State v. Adam J. Gajeski, 2014AP612-CR, District 3, 10/7/14 (1-judge; ineligible for publication); case activity

The evidence was sufficient to support the guilty verdict on a theft charge because the jury could have reasonably inferred Gajeski intended to permanently deprive the owner of the property at the time he took the property.

After an altercation with Lydia, his estranged wife, Adam Gajeski took her two cell phones and left her home. She called police, who then called Gajeski and told him to bring the phones to the police station. Gajeski instead returned them to Lydia. By the time of Gajeski’s trial on theft, battery, DC, and witness intimidation charges, the two had reconciled, and Lydia recanted the version of events she conveyed to the police. (¶¶2-8). Gajeski was convicted nonetheless, and the court of appeals rejects his single claim—that the evidence was insufficient to prove one element of the theft charge, namely, intent to permanently deprive Lydia of the cell phones.
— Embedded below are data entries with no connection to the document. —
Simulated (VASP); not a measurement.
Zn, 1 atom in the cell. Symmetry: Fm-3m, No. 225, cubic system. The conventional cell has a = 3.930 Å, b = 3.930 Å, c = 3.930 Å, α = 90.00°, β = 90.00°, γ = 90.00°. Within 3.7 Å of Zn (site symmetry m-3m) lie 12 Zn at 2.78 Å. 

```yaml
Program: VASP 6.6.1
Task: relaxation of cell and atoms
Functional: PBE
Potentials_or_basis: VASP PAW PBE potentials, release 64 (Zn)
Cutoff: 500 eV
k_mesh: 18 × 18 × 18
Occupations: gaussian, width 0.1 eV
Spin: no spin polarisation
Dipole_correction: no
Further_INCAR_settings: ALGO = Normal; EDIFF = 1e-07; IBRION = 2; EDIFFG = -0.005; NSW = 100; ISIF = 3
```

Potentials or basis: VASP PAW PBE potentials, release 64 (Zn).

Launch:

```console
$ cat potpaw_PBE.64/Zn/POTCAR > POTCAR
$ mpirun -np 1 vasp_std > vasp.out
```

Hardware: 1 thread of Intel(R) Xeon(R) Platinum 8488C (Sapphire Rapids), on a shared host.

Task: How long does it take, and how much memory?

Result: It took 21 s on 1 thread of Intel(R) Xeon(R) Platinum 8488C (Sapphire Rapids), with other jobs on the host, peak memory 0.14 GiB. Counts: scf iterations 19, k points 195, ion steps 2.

¶16      This court will not substitute its judgment for the jury’s, “unless the evidence, viewed most favorably to the state and the conviction, is so lacking in probative value and force that no trier of fact, acting reasonably, could have found guilt beyond a reasonable doubt.” [State v.Poellinger, 153 Wis. 2d [493,] 507[, 451 N.W.2d 752 (1990)]. Here, it is undisputed Adam deliberately took Lydia’s phones away from her and away from her house. The consequences of taking another person’s property are practically banal in their inevitability:  the owner is going to call the police, submit a theft report, and charges will be filed. The domestic nature of this dispute does not change the facts, or the reasonable inferences arising from the facts. Adam and Lydia’s relationship has no bearing on the jury’s ability to find that Adam acted with intent in taking Lydia’s phones, and that he did not intend to return them, but only did so under police direction. The jury could have reasonably inferred Adam intended to permanently deprive Lydia of her property at the time of the taking because of these deliberate actions, and thus concluded Adam “intend[ed] all of the natural and probable and usual consequences of his deliberate acts.” See [State v.] Genova, 91 Wis. 2d [595,] 613-14, n.19[, 283 N.W.2d 483 (Ct. App. 1979)]. In addition, the jury’s question regarding the definition of permanent possession indicates its specific consideration of the very element disputed in this case.